12 Nov 2009

books etc

I'm an avid reader of novels set in cities. My street photography is an act of turning a passing moment into something tangible and memorable. Inversely, the words of these novels, fixed on the page, fire up images and snatches of ideas in my mind.
I remember being struck by this passage from Paul Auster's City of Glass not long after I returned from living in New York City...

New York was an inexhaustible space, a labyrinth of endless steps, and no matter how far he walked, no matter how well he came to know its neighbourhoods and streets, it always left him with the feeling of being lost. Lost, not only in the city, but within himself as well. Each time he took a walk, he felt as though he were leaving himself behind, and by giving himself up to the movement of the streets, by reducing himself to a seeing eye, he was able to escape the obligation to think, and this, more than anything else, brought him a measure of peace, a salutary emptiness within.
I can also pick out particular themes that I respond to. For example Jonathan Glancey's London: Bread and Circuses, Iain Sinclair's Lights Out For the Territory and Will Self's The Book of Dave each, in their own way, depict a great sweep of London's history, past and future, factual and fantastical, that changed my perception of the streets I walk today, home of ghosts of the past and the future. Here's Jonathan Glancey's insight...

In a transcendental moment, I felt as if I was rising like some cockney sparrow or the spirit of William Blake and, looking down on my own city - one of the world's greatest - saw it boozing and shopping away its political conciousness as it bopped to the tune of a thousand advertising jingles. Two thousand years flashed before my eyes and I was standing in Londinium alongside a supercilious legate from Rome in a purple-edged toga. "Bread and circuses", he sneered. 
Novels written in the 1920s and 30s such as Night and the City by Gerald Kersh, Twenty Thousand Streets Under the Sky by Patrick Hamilton and, of course, Mrs Dalloway by Virginia Woolf have a relevance to my present day experience of the city, of an individual's daily life in the crowd, of dealing with universal emotions and issues, while negotiating the modern world. Patrick Hamilton describes a particular event that illustrates this experience for me...

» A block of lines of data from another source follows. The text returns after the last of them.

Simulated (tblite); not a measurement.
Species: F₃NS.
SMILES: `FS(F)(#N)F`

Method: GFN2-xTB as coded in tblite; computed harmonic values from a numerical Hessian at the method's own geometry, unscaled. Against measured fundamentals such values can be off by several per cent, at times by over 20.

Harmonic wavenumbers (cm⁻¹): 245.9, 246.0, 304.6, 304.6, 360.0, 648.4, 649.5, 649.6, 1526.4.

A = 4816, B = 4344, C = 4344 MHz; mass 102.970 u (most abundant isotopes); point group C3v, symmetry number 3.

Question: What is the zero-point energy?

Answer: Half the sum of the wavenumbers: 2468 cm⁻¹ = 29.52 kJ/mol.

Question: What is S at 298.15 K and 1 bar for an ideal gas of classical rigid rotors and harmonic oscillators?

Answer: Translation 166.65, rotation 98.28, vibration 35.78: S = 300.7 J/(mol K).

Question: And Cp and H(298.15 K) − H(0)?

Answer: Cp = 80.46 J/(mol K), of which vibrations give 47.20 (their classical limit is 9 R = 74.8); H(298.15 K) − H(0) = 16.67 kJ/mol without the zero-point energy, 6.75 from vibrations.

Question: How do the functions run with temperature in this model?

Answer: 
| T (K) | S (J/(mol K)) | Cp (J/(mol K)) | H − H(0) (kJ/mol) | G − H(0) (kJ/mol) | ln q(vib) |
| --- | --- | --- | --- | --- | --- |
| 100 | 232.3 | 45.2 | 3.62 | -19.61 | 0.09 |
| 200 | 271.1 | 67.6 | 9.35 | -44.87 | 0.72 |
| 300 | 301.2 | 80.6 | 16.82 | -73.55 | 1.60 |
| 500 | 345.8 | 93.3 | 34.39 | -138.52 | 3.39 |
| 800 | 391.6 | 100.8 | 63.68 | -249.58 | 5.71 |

Now there is an extraordinary allure in walking around, or hanging about the streets, in the vague hope of catching (and so justifying your rather bold expectations) one who has no thought of meeting you. You may, after a while, have lost all desire to see the individual in question, but at the same time you find a peculiar difficulty in behaving like a man and cutting a loss. Having gone to the trouble of trailing up and down six or seven streets, you are loth to lose your point for a ha'porth of obstinacy, and are almost convinced that the very street providence has selected for you is the eight. You therefore go up it. Then your eight will probably bring you to some short cut, or other topographically excusable ninth, and unless you are very careful you will find yourself before long calmly attacking your nineteenth.

London
I've just started reading the novel 253 by Geoff Ryman. It was first published online. In essence it's a series of descriptions of passengers on a London underground train and a single event that binds them together. Individuals are described in a sequence of three paragraphs, each adding complexity, literally filling out the character: outward appearance; inside information; what she is doing or thinking.

In terms of location there is a direct crossover to the subway/metro images of Walker Evans and Luc Delahaye. In addition there is a more fundamental connection to the mystery of street photography, or simply the way we instinctively assess and judge those around us based on our first take of their outward appearance. A photograph of that first take lets us dwell a little longer on that person.  A posed portrait offers an opportunity to find out more inside information yet we discover no such facts from contemplating a street portrait. We have to work a little harder, if we choose, to construct a story about what we see. I'd argue that effort can be as creative, worthwhile and mysterious as the taking of the original image.
Ultimately it's why I'm still driven to do what I do.